MYNORTHWEST NEWS

Citizen patrols on watch for Olympia cat killer

Sep 6, 2018, 9:27 AM | Updated: 1:29 pm

A total of 13 cats have been killed since last February, mostly in the Olympia area. Now, the community is organizing patrols to look for the cat killer.

“There was a day a couple of weeks ago that I had the right neighborhood, at the right time, I was parked in the right location — I was two days early,” Jason Cox said. “I was no more than 40 yards from where it was dropped. If I had picked the right day, we would be talking about an entirely different story line right now.”

The cat killer has terrorized the Olympia area, taking cats, mutilating them, and leaving them out for display so owners will find them. The issue bothered Cox so much that he tried to talk about it on a neighborhood Facebook group. But nobody in the group wanted it to be a topic of discussion. So he started his own Facebook group with the focus of patrolling for the cat killer.

RELATED: Washington pet killer could become region’s next serial killer

“Just a local neighborhood group, but the consensus was nobody wanted me to talk about it,” he said. “They wanted it to be a hush hush deal and I didn’t believe that was the correct thing to do. I felt we needed to be more vocal about it and work together as a community … so I decided to do my own group at that point. Since then, it’s taken off like wildfire. In a month’s time, we have 700 members in our group all over the area, stretching out to Seattle and greater.”

Cat killer patrols

Cox said he began organizing his patrols of the Olympia area by studying the “back-and-forth” movements of the cat killer – where they have killed before.

“I try to make a calculated guess,” he said. “…I try to accidentally, on purpose pick the right neighborhood, on the right day, at the right time. The first hour of my time out there, or so, I walk the neighborhood with my dogs and a flashlight and try to observe anything and everything I can see.”

He keeps an eye out for anything out of place as the night continues. As more people have joined the effort, they are “strategically” posting watchers in certain neighborhoods.

“If by chance, cat killer would come into our perimeter, where we’re at, there’s no way for me not to see him,” he said.

While Cox may follow someone he thinks is suspicious, he stresses that his only weapon is calling 911. In fact, he doesn’t carry any weapons on him while on patrol. He says he is not a vigilante and leaves the ultimate action up to police. Cox says the sheriff’s office is aware of what he is doing and he’s gotten a thumbs up.
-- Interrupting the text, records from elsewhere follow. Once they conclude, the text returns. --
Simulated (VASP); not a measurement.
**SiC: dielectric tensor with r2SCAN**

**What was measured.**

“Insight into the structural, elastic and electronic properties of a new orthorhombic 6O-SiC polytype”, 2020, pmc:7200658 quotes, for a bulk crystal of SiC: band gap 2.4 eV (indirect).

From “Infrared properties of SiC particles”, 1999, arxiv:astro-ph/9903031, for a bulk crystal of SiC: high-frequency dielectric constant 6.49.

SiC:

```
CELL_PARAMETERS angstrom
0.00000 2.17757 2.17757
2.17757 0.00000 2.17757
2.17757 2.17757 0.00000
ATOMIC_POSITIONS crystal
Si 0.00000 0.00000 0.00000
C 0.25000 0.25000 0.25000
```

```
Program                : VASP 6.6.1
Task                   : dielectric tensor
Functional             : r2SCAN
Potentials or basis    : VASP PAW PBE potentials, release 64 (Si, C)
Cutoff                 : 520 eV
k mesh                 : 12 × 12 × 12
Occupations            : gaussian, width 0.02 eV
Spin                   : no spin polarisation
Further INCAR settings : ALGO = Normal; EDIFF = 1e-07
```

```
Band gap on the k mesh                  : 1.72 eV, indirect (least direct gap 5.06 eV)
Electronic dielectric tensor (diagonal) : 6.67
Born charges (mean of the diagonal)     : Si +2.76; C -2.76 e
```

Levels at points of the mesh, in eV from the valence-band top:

Cox says copycat groups have started to watch other neighborhoods, too. He is careful who he lets on his own patrol, aware that the cat killer could try to join or even monitor his Facebook group.

Cat killer theory

Cox says he’s been on patrol for about a month now. He’s become familiar with neighborhood characteristics so much that he knows if something is amiss. In the process, he’s developed a theory about the cat killer. He thinks the perpetrator is on bike.

“The Woodland Trail, the bike trail, parallels Pacific Avenue from downtown Olympia, all the way up Pacific, right past the Lily Road site, right to the Pacific Avenue site,” Cox said. “It goes right to the Lacey Post Office where the Clearbrook neighborhood is, where three animals were found. If you continue on, it goes in the direction of the Steilacoom area … down toward that area where if you want to veer off into the neighborhoods you can.”

“You can go from downtown Olympia to the farthest reaches of Lacey, completely unseen from cameras, people, everything even in the middle of daylight,” he said.

Cox says the person is picking ares where they can travel to with a green space and a residential component.

“Where can somebody travel more freely in the middle of the night? What fits the stereotype of this neighborhood? Where is some grass nearby that it can be displayed? Etcetera,” he said.